Some consumers' desire to see sponsors sever ties is a sign they hold the companies they buy from to high standards, said Rob Prazmark, president of sports marketing firm 21 Marketing.
"That is the reason they would like to see these companies back off and send a very strong message to the NFL," he said.
While some NFL corporate sponsors contacted by Reuters about the poll results reiterated their concern about domestic violence, none seemed to be any closer to pulling the plug on their particular deals. Such sponsorships are widely coveted given the exposure they offer on one of the few types of TV programming that is still mostly watched live.
NFL sponsorship contracts are tough to break and it can cost a company more to pull out from an agreement than the amount it pays to the NFL for a branding tie-up, Levick's Maloni said.
A spokeswoman for TD Ameritrade Holdings Corp, which recently joined as a sponsor, said the brokerage is monitoring the situation with its own research and studies from third parties. "We want to see the NFL do more to improve a culture that values inclusion, safety and respect for its employees, their families and others," spokeswoman Kim Hillyer said.
Pepsi, Budweiser parent Anheuser-Busch InBev SA, Nationwide Insurance and Verizon Communications Inc declined to comment and cited previous statements they made rebuking the league and expressing dissatisfaction with how the organization handled violent behavior.
Representatives from McDonald's Corp, Visa Inc and Microsoft Corp did not immediately respond to a request seeking comment.
Representatives for the NFL were not immediately available to comment.
The online poll surveyed 1,247 adult Americans from Sept. 19 to Sept. 23, with a margin of error of 3.2 percentage points.

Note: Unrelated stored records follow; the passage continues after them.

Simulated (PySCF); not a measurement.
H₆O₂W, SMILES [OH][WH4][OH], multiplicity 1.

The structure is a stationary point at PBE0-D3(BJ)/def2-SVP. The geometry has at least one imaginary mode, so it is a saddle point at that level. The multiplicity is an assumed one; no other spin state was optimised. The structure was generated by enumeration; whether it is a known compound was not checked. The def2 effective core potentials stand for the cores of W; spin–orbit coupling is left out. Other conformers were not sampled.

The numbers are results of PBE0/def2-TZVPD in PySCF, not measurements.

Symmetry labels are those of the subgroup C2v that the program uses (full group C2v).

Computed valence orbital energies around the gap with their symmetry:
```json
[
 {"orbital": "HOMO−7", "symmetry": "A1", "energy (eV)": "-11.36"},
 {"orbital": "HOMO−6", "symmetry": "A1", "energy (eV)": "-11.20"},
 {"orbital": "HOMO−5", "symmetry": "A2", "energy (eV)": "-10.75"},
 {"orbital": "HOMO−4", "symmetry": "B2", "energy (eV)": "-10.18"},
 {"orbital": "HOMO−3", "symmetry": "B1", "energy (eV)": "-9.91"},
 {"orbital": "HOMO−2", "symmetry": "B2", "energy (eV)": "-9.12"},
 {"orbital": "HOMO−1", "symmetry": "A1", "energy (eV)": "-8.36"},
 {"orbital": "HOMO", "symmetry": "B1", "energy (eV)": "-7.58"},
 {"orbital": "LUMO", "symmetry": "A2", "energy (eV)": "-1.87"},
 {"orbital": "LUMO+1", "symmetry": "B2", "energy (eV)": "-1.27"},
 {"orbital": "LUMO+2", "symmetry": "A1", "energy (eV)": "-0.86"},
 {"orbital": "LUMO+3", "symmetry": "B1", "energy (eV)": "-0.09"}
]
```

There are no signs the Rice and Peterson scandals are making any kind of dent in football's popularity. Since the start of the season in August, more than 18 million people on average have viewed an NFL football game through last weekend, compared with last season's average viewership of 17.4 million people, according to data from Nielsen.
That was borne out by some poll respondents, including Ann McClure, 51, a special education teacher in Louisville,Kentucky, who said she will probably watch more football this year. A big college football fan, McClure plans to follow the NFL Vikings now that Teddy Bridgewater, a rookie who played at University of Louisville, is on theMinnesota team.